Taj and Dion, surfing through thunder and lightning in Western Australia—it was an honor to shoot beside legendary cinematographer Tom “Jenno” Jennings.
My good friends Digby Ayton and Ollie Maxwell, anchored off Bruny Island, where we surfed and cooked fresh crayfish and abalone over an open fire—some of my fondest memories.
The Tasmanian devil is the world’s largest carnivorous marsupial, has bone-snapping jaws, and, sadly, is now endangered—so please slow down and keep an eye out while driving on the island.
Andrew Mooney, South Australia.
Every day at Pipeline brings a new foreground, new audience, and new perspective—what’s happening on the beach is almost as exciting as what’s happening in the water.
Craig Anderson, New South Wales, Australia.
Tasmanian sunrise. This is the closest I’ll ever get to being a painter.
In time, Green made peace with these details of his life being in the public domain. It was a modern discussion about a modern problem. “It opened up conversations with people I loved, and people I didn’t even know reached out to me,” he says. “That outweighed the anxiety I’d had about it being out there.”
Professionally, the win landed him on a big stage, and Green soon found himself on Oahu’s North Shore, shooting with the likes of Mikey February and Harry Bryant, selling ads, and banging more covers. His success allowed him to put down roots at home. “I’d been living in and out of my van down at Eaglehawk Neck, and I always thought it’d be sick to have a place of my own,” he explains. The small surf town on the Tasman Peninsula was tightly held, so Green started putting notes in letterboxes, looking for a private sale. A small shack popped up, and he threw down a deposit. It was a Tassie classic—slowly being reclaimed by the surrounding bush but with a view from every window. He now just had to pay the mortgage.
For a Tasmanian surf photographer, that mostly meant shooting Shipstern Bluff. “It’s the only consistent paid surf opportunity in Tassie—although it’s not even that consistent,” Green says. The reality is that surf photographers in Tasmania are simply landscape photographers who occasionally capture a surfer wandering into frame. There are simply too many other breathtaking things to shoot. “I’ve never really seen myself as strictly a surf photographer,” Green explains. “Surfing’s part of it, but it’s never been the whole thing. I think in the last few years that’s become even more true.”

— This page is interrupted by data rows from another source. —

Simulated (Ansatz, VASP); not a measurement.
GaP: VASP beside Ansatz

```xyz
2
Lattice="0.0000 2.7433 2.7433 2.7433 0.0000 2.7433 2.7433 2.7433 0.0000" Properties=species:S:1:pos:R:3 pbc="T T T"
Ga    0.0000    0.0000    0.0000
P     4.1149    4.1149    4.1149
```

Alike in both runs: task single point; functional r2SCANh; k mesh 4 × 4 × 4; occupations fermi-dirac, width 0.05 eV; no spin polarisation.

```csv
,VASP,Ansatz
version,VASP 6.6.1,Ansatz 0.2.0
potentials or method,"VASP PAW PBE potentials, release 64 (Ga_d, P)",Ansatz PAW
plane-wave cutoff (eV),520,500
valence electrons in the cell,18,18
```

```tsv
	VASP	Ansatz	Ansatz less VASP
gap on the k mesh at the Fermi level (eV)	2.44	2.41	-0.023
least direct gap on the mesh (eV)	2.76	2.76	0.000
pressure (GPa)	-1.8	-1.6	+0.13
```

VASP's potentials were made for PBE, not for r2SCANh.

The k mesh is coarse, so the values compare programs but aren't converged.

James McKean, Shipstern Bluff. For the past five years, I’ve mostly documented surfing in black and white. But this sunset cavern at Shippies was too special not to capture in color.
Harry Bryant, Pipeline. Haz set up a swag in his backyard for me to sleep in before we’d even met, a testament to the type of bloke he is. A few hangs later, we found ourselves in Hawaii, sitting back and having a beer. I asked him how he managed to stay on top of things while living such a spontaneous lifestyle. “Greeny, mate, I just wake up and try to make each day the best day ever.” His answer stuck with me.
Chippa Wilson, Scamander, Tasmania. Chippa’s a complete surfing freak, but he’s also a lovely human being with passions that stretch far beyond surfing. Dion introduced me to Chippa while they were both living on Tassie’s east coast. I decided to shoot portraits in Dion’s old shipping container. Chippa was wearing a shirt during my first takes, but they didn’t quite have the same effect.
Beached deadhead on New Zealand’s South Island.
Photographing Craig in the water is an effortless endeavor—shooting fish in a barrel, as they say. However, photographing Ando’s wedding was a totally different story. Big-day jitters made him seem a little more nervous than he does in the surf.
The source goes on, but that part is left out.